Eightmile easement in dispute

October 3, 2018

The Forest Service and Icicle Peshastin Irrigation District differ over the irrigation district's easement for access to Eightmile Lake.

The irrigation district claims it paid $100,000 this past spring to have a helicopter carry an excavator into Eightmile Lake so that the irrigation district could make emergency repairs on its old dam. The excavator is a 12,000 pound 305 CAT that moves on tracks. The irrigation district would have preferred to drive the excavator in through the Alpine Lakes Wilderness, but the Forest Service refused. So the irrigation district paid to have the excavator flown in.

Now it wants to bring the excavator out, but the irrigation district objects to paying another $100,000. Instead, it would like to drive the machine out, again, a distance of over three miles through the wilderness. Tony Jantzer, irrigation district manager, told The Wenatchee World, "it is not cost effective to fly that thing out of there. Especially when we know that we will be applying for a permit this year to replace the dam next year. If we can’t walk it out of there we’re going to leave it."

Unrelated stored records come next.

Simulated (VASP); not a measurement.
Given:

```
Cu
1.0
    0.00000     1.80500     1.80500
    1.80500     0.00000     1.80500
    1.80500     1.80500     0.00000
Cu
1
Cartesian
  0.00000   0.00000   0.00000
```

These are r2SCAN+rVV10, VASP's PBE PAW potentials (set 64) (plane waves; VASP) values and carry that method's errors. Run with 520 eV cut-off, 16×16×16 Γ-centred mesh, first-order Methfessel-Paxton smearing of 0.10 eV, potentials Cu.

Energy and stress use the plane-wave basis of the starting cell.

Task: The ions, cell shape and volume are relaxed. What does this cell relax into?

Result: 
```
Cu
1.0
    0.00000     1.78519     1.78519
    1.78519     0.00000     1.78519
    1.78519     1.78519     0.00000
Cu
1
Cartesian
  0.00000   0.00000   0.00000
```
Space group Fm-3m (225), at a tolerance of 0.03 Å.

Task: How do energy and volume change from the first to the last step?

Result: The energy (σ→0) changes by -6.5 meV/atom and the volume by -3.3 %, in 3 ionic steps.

Chelan County and the Department of Ecology have not issued a final environmental impact statement yet on their programmatic proposals in the Icicle, and have not even started to draft a site-specific EIS on Eightmile Lake. Nonetheless, Jantzer apparently believes that the ultimate decision will support construction of a new Eightmile Lake dam.

A Forest Service spokesman told a Wenatchee reporter that the Forest Service has concerns about the impact that driving the excavator out might have on the environment and what laws it might violate. But rather than reject the idea outright, she said the Forest Service wants the irrigation district to apply for a permit. The Forest Service would then decide what to allow.

Janzter responded that the irrigation district believes it can drive the excavator out of the wilderness area without permission from the Forest Service. But he said he would "work with the Forest Service" to find a solution.

This dispute revolves around the scope of an easement that the Forest Service gave the irrigation district in 1990 when the US Government acquired the irrigation district’s lands at Eightmile Lake. That easement gave the irrigation district the right to access Eightmile Lake "by any means reasonable for the purposes described," including motorized transport or aircraft "for the purposes of maintenance, repair, operation, modification, upgrading and replacement of all facilities" at the lake. The irrigation district could use these rights "in such manner as not unreasonably to interfere with its use by the United States, its authorized users or assigns, or cause substantial injury thereto," but the irrigation district could not "materially increase the size or scope" of its facilities without the Forest Service’s written consent.

Based on this language, this dispute would appear to turn on the question of what is "reasonable", both for the irrigation district, the wilderness, and the public.